As noted above, the two-link robot equations are best re-organized for use by conventional ODE solvers. That version of the equations isolates the derivatives by inverting the ‘M’ matrix (which is 2×2, so easily inverted explicitly). This program is structured in the same way as the DC motor program, so the only section of interest is the ComputeDerivates() section. Java does not have any built-in support for matrices. Although matrix packages do exist, for this problem the matrix manipulations were written out explicitly (again, the maximum matrix size is 2×2). WARNING: in viewing this code note that in the matrix computations Java uses base-0 indexing while Modelica (and standard matrix notation) uses base-1 indexing. The computation of derivatives thus looks like

Figure 30:

The Java solution uses almost the same code as the Modelica solutions for PID control and for the path (supervisory) setpoint generation. The PID control is implemented as a full Java class, which makes it easier to work with than the equivalent solutions in Modelica. Otherwise, examination of the Java code shows very similar code sections to the Modelica code and, of course, produces the same result. Gnuplot is used for plotting and the corresponding script is included in the GitHub repository 25.

Gazebo/ROS

Gazebo is the default simulator used by Robot Operating System (ROS) developers both in academia and industry for simulation-based prototyping and evaluation. This is because Gazebo was designed with a robust integration to the ROS framework – enabling easy communication interface using standard ROS methods such as topics and services 26. Within the ROS framework, Gazebo can be used as a node which handles the physics-based interaction between rigid-bodies and the environment, as well as sensors, etc. In this section, the robot modeling, control, and ROS communication specifics to achieve the desired task for the two-DOF robot are discussed.

Robot Modeling

Robot models in Gazebo are defined by a tree structure of interconnected rigid bodies. The rigid body parameters are defined using XML-based formats such as Simulation Description Format (SDF) or Unified Robot Description Format (URDF). The URDF is native to ROS and thus is the more prominent of the two formats when operating in the ROS framework. The URDF provides definitions for the robot links (inertial properties, collision and visual properties), joints (kinematic and dynamic properties), transmission and, with added Gazebo tags, control plugins and geometric materials.

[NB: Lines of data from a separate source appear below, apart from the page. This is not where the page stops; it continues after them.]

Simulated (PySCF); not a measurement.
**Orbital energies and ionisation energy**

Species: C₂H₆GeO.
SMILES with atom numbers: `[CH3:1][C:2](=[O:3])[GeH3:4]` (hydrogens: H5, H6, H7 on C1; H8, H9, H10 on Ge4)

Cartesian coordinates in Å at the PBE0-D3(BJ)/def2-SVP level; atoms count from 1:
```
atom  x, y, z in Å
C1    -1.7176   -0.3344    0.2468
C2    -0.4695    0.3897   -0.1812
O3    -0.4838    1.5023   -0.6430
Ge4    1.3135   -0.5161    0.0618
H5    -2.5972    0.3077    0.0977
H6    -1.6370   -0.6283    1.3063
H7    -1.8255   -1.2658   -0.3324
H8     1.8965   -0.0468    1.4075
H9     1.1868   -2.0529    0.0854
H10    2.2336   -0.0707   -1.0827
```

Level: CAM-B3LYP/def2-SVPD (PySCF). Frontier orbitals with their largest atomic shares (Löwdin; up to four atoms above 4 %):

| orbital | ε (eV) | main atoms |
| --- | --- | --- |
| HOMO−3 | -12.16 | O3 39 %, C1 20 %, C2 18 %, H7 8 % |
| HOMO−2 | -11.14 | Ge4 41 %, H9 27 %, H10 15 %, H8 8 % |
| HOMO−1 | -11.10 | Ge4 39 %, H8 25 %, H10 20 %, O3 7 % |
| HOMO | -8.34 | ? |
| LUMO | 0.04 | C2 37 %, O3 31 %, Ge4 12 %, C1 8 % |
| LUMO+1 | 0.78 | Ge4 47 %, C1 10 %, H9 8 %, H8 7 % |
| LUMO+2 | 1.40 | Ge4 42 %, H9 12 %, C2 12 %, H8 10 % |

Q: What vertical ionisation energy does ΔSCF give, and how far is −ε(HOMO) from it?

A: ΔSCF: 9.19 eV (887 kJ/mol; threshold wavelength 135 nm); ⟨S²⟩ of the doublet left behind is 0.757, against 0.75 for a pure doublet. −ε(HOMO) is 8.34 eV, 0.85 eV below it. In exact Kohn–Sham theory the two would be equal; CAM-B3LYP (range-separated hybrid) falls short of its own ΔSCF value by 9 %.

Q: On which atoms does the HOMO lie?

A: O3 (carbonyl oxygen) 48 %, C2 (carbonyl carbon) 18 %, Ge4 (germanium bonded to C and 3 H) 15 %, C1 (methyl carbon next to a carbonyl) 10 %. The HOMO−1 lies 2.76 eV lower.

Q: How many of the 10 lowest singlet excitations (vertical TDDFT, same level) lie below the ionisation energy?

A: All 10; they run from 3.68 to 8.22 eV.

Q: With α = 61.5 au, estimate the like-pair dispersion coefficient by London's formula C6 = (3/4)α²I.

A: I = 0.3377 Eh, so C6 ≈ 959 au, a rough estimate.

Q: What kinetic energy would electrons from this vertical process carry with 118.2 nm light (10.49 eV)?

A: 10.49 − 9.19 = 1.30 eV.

To create a new model, Gazebo provides a model editor which offers simple geometric shapes such as cylinders, spheres and cubes. One may compose the model graphically using the model editor or programmatically using the URDF. Gazebo also allows for custom 3D meshes to be imported. In this work, the two-link robot model (with a stand) was created in URDF using Gazebo-defined cylindrical shapes (see Figure 31 ) following the parameters defined in false .

Figure 31: Two-DOF robot model spawned in Gazebo.

Robot Control

The most common way of implementing closed-loop control of a robot model in the Gazebo-ROS environment is via the ROS Control package 27. The ROS Control package is a set of controller plugins which processes joint state data and desired input data to determine expected output for actuation. The package provides various types of controllers: effort-based, position-based, velocity-based, state controller, etc. In this work, two types of effort-based controllers and one state controller are used for the task:

effort_controllers/JointPositionController: tracks individually commanded joint positions.
effort_controller/JointTrajectoryController: tracks commanded joint trajectories.
joint_state_controller/JointStateController: publishes the states of all joints in the model.

The effort-based controllers compute desired forces/torques to joints based on state of the model and desired behavior. These controllers are PID-based and their parameters are defined in a control configuration file.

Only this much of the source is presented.